To the editor:
For decades, the Onondaga County Legislature has struggled with how to address elected officials’ salaries. Many times I have opposed raises for elected officials. For the past year, proposals to increase elected officials’ salaries were debated. I have always said it would take an important change to the process for me to support an increase to an elected official’s salary. At our recent legislative session, an opportunity presented itself to completely remove the county legislators from the process of setting salaries and instead tie any future increases to a Consumer Price Index (CPI).

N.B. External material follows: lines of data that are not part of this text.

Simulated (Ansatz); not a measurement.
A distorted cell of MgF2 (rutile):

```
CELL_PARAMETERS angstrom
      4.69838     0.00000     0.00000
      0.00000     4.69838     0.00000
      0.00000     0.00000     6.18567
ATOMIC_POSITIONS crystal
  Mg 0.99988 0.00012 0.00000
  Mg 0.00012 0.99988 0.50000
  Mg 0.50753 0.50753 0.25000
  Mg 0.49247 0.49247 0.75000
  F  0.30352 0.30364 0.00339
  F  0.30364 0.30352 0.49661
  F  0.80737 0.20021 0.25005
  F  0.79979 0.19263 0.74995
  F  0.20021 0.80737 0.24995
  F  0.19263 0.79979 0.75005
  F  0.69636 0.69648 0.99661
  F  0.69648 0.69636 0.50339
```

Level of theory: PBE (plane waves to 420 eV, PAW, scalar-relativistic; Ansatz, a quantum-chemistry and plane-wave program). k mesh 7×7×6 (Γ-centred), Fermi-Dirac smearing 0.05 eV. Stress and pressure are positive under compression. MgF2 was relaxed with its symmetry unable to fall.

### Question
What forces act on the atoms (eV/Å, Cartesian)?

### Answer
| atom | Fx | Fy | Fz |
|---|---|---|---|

Each year the federal government determines whether or not Social Security benefits will increase based on a Consumer Price Index. I truly felt that if benefits for seniors are determined by a CPI, then this is the best way to remove politics from establishing salary schedules for elected officials. Moving forward, if the CPI does not increase, salaries for the county executive, county comptroller, county clerk, county sheriff and county legislators will not increase. Very few municipalities across New York state have adopted a policy that ties raises to federal cost-of-living adjustments. This was the driving factor in voting “yes.” The legislature has delivered balanced budgets with property tax decreases for six consecutive years. In that time, the legislature has not received a raise, and the increase we will receive, 15 percent, is less than the percentage increase CSEA received from 2008-12 (15.25 percent). There is a proposal before CSEA membership that will provide them with an increase of 12 percent for 2013-2018.
I had an opportunity to take pay raises for elected officials out of the hands of politicians and into the hands of the economy. I feel it was the right thing to do.